The European Central Bank says it is not increasing its emergency funding for Greek banks, amid fears that Greece may default on its debts on Tuesday.
The decision not to raise the cap on aid to Greece increases the likelihood of bank closures and restrictions on cash withdrawals, analysts say.
That in turn could eventually result in Greece leaving the euro.
The ECB said that it stood ready to review the decision and would work closely with the Bank of Greece.
The current ceiling for the ECB's emergency funding - Emergency Liquidity Assistance (ELA) - is €89bn (£63bn). It is not clear if all that money has been disbursed.
Those funds are used by banks to provide cash to depositors who want their money back.
The ELA decision may mean Greek banks do not open on Monday to prevent a run ahead of the imposition of capital controls, BBC economics editor Robert Peston says,
That would be a significant step towards Greece leaving the euro, though it would not make it inevitable, he says.
Queues continued to build outside some ATMs in Athens on Sunday, but cash was readily available at many of them.
Greece's finance ministry said the country's financial stability council would meet later on Sunday to consider the situation.
Asked if capital controls were now inevitable, Greek Finance Minister Yanis Varoufakis told the BBC: "This is a matter that we'll have to work overnight on, with the appropriate authorities both here in Greece and in Frankfurt."

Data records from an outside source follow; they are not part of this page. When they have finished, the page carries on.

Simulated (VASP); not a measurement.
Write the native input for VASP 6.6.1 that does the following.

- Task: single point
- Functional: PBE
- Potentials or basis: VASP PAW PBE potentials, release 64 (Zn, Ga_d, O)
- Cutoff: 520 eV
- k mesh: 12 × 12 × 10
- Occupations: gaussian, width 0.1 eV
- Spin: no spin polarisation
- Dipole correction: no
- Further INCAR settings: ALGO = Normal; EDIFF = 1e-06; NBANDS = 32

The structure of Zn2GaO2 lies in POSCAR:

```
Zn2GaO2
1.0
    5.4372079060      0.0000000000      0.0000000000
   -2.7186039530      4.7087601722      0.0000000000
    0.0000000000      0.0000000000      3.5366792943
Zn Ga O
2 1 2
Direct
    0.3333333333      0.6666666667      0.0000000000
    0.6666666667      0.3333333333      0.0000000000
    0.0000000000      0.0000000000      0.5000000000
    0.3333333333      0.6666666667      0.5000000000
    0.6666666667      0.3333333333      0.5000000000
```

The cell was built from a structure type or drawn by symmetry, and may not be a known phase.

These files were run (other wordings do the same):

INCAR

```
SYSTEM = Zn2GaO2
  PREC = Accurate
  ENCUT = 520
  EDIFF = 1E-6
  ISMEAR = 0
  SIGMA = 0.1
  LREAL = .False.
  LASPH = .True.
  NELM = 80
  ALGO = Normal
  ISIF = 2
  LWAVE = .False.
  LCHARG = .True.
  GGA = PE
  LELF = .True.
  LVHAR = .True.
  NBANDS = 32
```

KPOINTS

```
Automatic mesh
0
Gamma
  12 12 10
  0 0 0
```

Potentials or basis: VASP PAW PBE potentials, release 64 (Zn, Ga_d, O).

The ECB's move comes at the end of a turbulent week of negotiations between Greece and its creditors.
Weekend of turmoil
- Friday evening: Greek prime minister calls referendum on terms of new bailout deal, asks for extension of existing bailout
- Saturday afternoon: Eurozone finance ministers refuse to extend existing bailout beyond Tuesday
- Saturday evening: Greek parliament backs referendum for 5 July
- Sunday afternoon: ECB says it is not increasing emergency assistance to Greece
On Saturday, eurozone finance ministers refused a Greek request to extend Greece's current bailout beyond 30 June, the same day that Greece has to make a payment of €1.6bn to the International Monetary Fund (IMF).
Without new funds, Greece risks defaulting.
Greece and its creditors had been locked in talks over fresh bailout money on Friday when the Greek government broke off discussions to call a surprise referendum for 5 July over the terms it was being offered.
It described the terms as "not viable", and asked for an extension of its current deal until after the vote was completed.
Analysis: Andrew Walker, BBC economics correspondent
Some sort of restrictions on withdrawals, perhaps a bank holiday, look very likely for Monday.
The ECB was prepared to risk this consequence of their decision to restrict the ELA because the failure of the bailout talks cast new doubt on the viability of Greek banks - some of their assets depend on the government being able to meet its financial commitments.
And it is a fundamental principle of central banking that while you do lend to banks that are temporary difficulty, you only do so if they are solvent.
Mr Varoufakis said the prospect of Greece's creditors ending their financial support was "appalling".
It would mean "that Europe has failed in its duty to preserve in parallel a democratic process and a monetary union", he said.
Many Greeks still believe the banking system will survive the current uncertainty, the BBC's Joe Miller reports from Athens.
"We're going to be just fine," said a pensioner who voted for Syriza, the left-wing party of Greek prime minister Alexis Tsipras. "I trust him," she added, saying she would vote against accepting the creditor's proposals in the upcoming referendum.
In the queue at the cashpoint: Anna Holligan, BBC News, Athens
People standing in the queues for the cashpoint are heatedly debating politics. That's all you hear them talking about. The disagreements climax, the talking turns into shouting and now insults are being thrown - they are calling each other ignorant, naive, foolish and suicidal.
All discussions seem to lead to the question: "So who did you vote for in January?" Those who supported Syriza defend it by arguing that at least someone is standing up for the country, but they are attacked by others as responsible for the bank run.
"They took too much risk" is the feeling among many people.
Obviously, they are also discussing the referendum. Older people realise that a Yes at the referendum means that pension schemes will need to be reformed.
I even saw two people depositing money, claiming this was the conscientious thing to do. One of them tried to convince others not to withdraw their cash.